Key Highlights
- The auto parts retailer delivered earnings of $38.07 per share for Q3, surpassing analyst projections of $36.18
- Revenue climbed 8.4% from the previous year to $4.84 billion, falling slightly below the expected $4.86 billion
- Same-store sales in the U.S. increased 4.1%; company-wide comparable sales advanced 3.9% using constant currency
- Comparable sales internationally climbed only 1.6% on a constant-currency basis due to weakness in Mexican and Brazilian markets
- The retailer added 82 stores during the quarter, expanding its worldwide presence to 7,856 locations
The automotive parts specialist delivered impressive bottom-line results for its fiscal third quarter, yet shares tumbled 9.10% after revenue figures came in marginally below market expectations.

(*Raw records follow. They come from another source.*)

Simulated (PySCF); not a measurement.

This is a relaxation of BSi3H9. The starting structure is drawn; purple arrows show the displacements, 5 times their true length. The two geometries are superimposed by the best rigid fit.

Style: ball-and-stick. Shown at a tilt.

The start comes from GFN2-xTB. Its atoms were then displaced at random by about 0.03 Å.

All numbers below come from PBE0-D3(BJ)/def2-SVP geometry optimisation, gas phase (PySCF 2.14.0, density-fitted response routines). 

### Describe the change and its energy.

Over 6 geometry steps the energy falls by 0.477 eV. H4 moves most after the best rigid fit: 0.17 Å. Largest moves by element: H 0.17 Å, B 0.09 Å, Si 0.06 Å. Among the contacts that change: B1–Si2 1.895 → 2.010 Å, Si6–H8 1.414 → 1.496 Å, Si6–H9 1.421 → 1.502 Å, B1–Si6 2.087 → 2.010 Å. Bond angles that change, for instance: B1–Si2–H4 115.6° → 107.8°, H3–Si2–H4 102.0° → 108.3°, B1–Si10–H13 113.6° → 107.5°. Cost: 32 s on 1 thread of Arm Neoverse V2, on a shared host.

For the 12-week reporting period that concluded on May 9, 2026, the company announced diluted earnings of $38.07 per share. This figure exceeded the analyst consensus forecast of $36.18, based on data compiled from 11 analysts surveyed by Zacks.
Total revenue reached $4.84 billion, representing an 8.4% increase compared to the same period last year. Wall Street had anticipated $4.86 billion, resulting in AutoZone posting a modest revenue shortfall.
The quarter generated net income of $641.5 million. Operating profit expanded 6.6% to reach $923.8 million, elevating the operating margin beyond the 19% threshold.
The gross profit margin landed at 52.2% of sales, representing a 57 basis point decline year-over-year. Management pointed to a 77 basis point headwind from non-cash LIFO accounting adjustments as the primary factor, though this was partially counterbalanced by other positive developments.
On the expense front, operating costs as a proportion of sales improved modestly, dropping to 33.1% from 33.3% in the prior-year period. The company attributed this enhancement to revenue expansion and disciplined cost control measures.
U.S. Operations Show Resilience
Both retail and business-to-business channels posted gains in the domestic market throughout the quarter. Same-store sales across U.S. locations climbed 4.1%, while enterprise-wide comparable sales grew 3.9% when measured on a constant-currency basis.
CEO Phil Daniele noted in prepared remarks that performance remained balanced across different customer categories. The company did not provide a detailed split between retail and commercial segments.
Overseas Performance Falls Short
International comparable store sales surged 16.6% on a reported basis, though this figure contracts dramatically to merely 1.6% when currency fluctuations are excluded from the calculation.
Performance in the Mexican and Brazilian markets failed to meet management’s internal benchmarks. While Daniele recognized the underperformance, he expressed confidence that the company continues expanding its market position in both countries.
The retailer opened a net total of 82 new locations worldwide throughout the quarter. The domestic U.S. market received 57 additions, Mexico gained 20 stores, and Brazil saw five new openings. This brings the company’s global store network to 7,856 locations.
Looking at the complete fiscal year, management projects opening between 355 and 365 new stores.
Merchandise inventory increased 10.8% year-over-year to $7.56 billion, reflecting expansion strategies and inflationary pressures.
During the quarter, the company allocated $586.3 million toward share repurchases, acquiring 164,000 shares at a mean price of $3,582 per share. As the quarter closed, $804.2 million remained available under the existing buyback authorization.